1. It shares busy streets with cars yet has zero ability to maneuver in traffic. If just one car is parked a few inches beyond the edge of the parking lane, the entire streetcar route is blocked.

2. The tracks trap bicycle tires and cause many bicycle crashes. This happened to colleague of mine, fortunately at low speed. There have been dozens of crashes and at least one death.

Electric bus service is cheaper to install and has neither of these disadvantages.

2 comments

Both of these are serious issues, and point to an underlying problem: cities have been re-planned around their streetcar networks, not with them in mind. Improperly planned, streetcars are just less mobile buses.

There are known solutions to both of these: give streetcars unilateral right of way, isolate them from car traffic at intersections and stops, and give cyclists their own separated lanes.

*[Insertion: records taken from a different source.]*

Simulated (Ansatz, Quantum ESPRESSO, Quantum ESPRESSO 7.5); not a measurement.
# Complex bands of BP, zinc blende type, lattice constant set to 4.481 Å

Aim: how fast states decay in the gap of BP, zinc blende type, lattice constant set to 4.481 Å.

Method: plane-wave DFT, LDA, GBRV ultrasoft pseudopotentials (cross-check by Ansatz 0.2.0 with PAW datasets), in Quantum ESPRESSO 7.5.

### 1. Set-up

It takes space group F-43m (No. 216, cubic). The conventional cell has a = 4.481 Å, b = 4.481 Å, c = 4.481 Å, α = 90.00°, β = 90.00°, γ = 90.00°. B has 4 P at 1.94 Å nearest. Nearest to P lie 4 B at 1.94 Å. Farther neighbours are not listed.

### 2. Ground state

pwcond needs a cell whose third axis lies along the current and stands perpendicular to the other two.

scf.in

Depending on the city, electric bus service might be the right choice! But I'll note: we undid all of the things that make streetcars advantageous, and we could redo them with sufficient political will.

Streetcars are always less mobile buses. You can do everything you suggest for buses and get the same benefits plus everything that being a bus offers you.
The advantages to streetcars aren't limited to what I suggest. They also include noise and air quality advantages (hooking up to municipal power sources instead of carrying their own engines), human advantages (they tend to be more comfortable than buses, both because of road quality and size), capacity, and so forth.

There are many, many situations where buses (ideally, electrified ones) are the right choice. But there are also many situations where streetcars are the right choice, which is why many cities run both (or one over the other).

>hooking up to municipal power sources instead of carrying their own engines

You can do that with a bus

>they tend to be more comfortable than buses, both because of road quality and size

(1) You can make bigger buses if you want

(2) There's little difference in a streetcar on a track and a bus on a flat road. And it's a lot cheaper to get flat roads than to lay track

> You can do that with a bus

Right, at which point it's a cramped, bumpier trolley. It no longer has the main advantage that buses offer, which is being able to alternate their routes based on traffic or blockages.

You can make bigger buses, but they still need to conform to a different set of safety and size standards. Trolleys can make better use of standard lane space (and frequently fit better into standard lanes in older cities, since they can articulate for turns much better).

Laying track does not have to be expensive. Small-to-mid-sized cities in Europe do it cheaply and sustainably; many of the US's cities have streets that are already graded for streetcars and could be replanted without full surveys. I won't claim that it's uniformly cheaper than running a bus network, but that's not the sole factor in our civic construction process -- we also consider quality of life, performance, and appeal.

>make bigger buses

Nontrivial after adding the second deck (common in UK & Hong Kong), or an articulation (common in EU and mainland China) However for tram, the upper limit is your platform length. It's also common to run single trains off-peak, couple two together during busy hours to double the capacity.

Even when cyclists have their own lanes, they need to cross the streetcar tracks in order to (1) make turns and (2) avoid obstacles (e.g. cars suddenly pulling out). If they don't plan and execute the track crossing at a perpendicular enough angle, the wheel gets trapped and the rider usually wipes out. The victim is then often blamed for getting hurt by infrastructure of a design that is known to hurt people [0].

[0] https://tucson.com/news/local/court-rules-against-tucson-bic...

You're absolutely right. I think the way Amsterdam does this is instructive: nearly all cycling-trolley crossings are completely perpendicular, and all cycling-automotive crossings are isolated and separate from any nearby trolley crossing.
> If just one car is parked a few inches beyond the edge of the parking lane

In places where I have lived and worked that have trams the car always comes off worst because the tram is just so much heavier and more robust. And no one is going to defend the car owner because the tram has right of way. I have even seen buses just touch cars that were illegally parked in bus stops, just a gentle scratch and easily deniable, but you can bet that the car driver never does it again.

In my experience, the streetcar driver is unwilling to make contact. It waits (perhaps for the car to be towed), passengers hop off and continue their journey on foot.